Thursday, January 08, 2009

The House of Mirth by Edith Wharton


Shattered.

That's how I felt when I reached the end of this book.

I read more than one Wharton title in 2008, and had this book in progress as the new year began. Most of it I listened to at Librivox, but I read the last five chapters myself. Edith Wharton is one of those 20th century authors I've neglected for years, but lately I've reached a point from which I suddenly "get" this literature, which is very much a precursor of the post-modern literature of our own time. (I've read more of that than the earlier 20th century literature, and perhaps that is why I can understand it better now.)

The reader for the book is top-notch, but I found myself dreading each chapter. I felt as if I were watching an accident that I could foresee, but not prevent. Lily Bart is the butterfly-creature of American Victorian Society, in New York. She was raised in luxury and comfort, and despite the loss of both her parents and their fortune, she cannot reconcile herself to any other kind of life. After all, she merely has to marry a wealthy a man, and with her beauty and charm, she has no trouble attracting the attention of eligible suitors.

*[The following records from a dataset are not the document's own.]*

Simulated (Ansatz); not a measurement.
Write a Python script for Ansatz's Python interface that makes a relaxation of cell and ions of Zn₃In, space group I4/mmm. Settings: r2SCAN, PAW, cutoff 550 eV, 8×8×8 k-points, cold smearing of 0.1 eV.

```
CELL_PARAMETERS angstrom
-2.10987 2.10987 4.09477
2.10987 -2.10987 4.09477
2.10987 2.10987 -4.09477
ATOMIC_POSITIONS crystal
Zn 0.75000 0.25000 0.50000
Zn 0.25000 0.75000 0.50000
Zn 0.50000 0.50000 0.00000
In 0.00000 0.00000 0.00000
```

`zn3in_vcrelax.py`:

But somewhere underneath it all, Lily Bart has finer feelings and better principles--undefined, undeveloped, and too fragile to set her feet on another path--strong enough only to always keep her back from finalizing the action she has determined to take. So, suitor after suitor slips away, until Lily approaches her 30th year--a single "girl" still, finding it harder and harder to play her self-chosen role.

It was actually painful to watch Lily lose the things she thought she cared for, while gaining nothing of value in their place, until it was too late for either. The ending of the story was not what I anticipated, but although it was not what I feared for her, it was tragic.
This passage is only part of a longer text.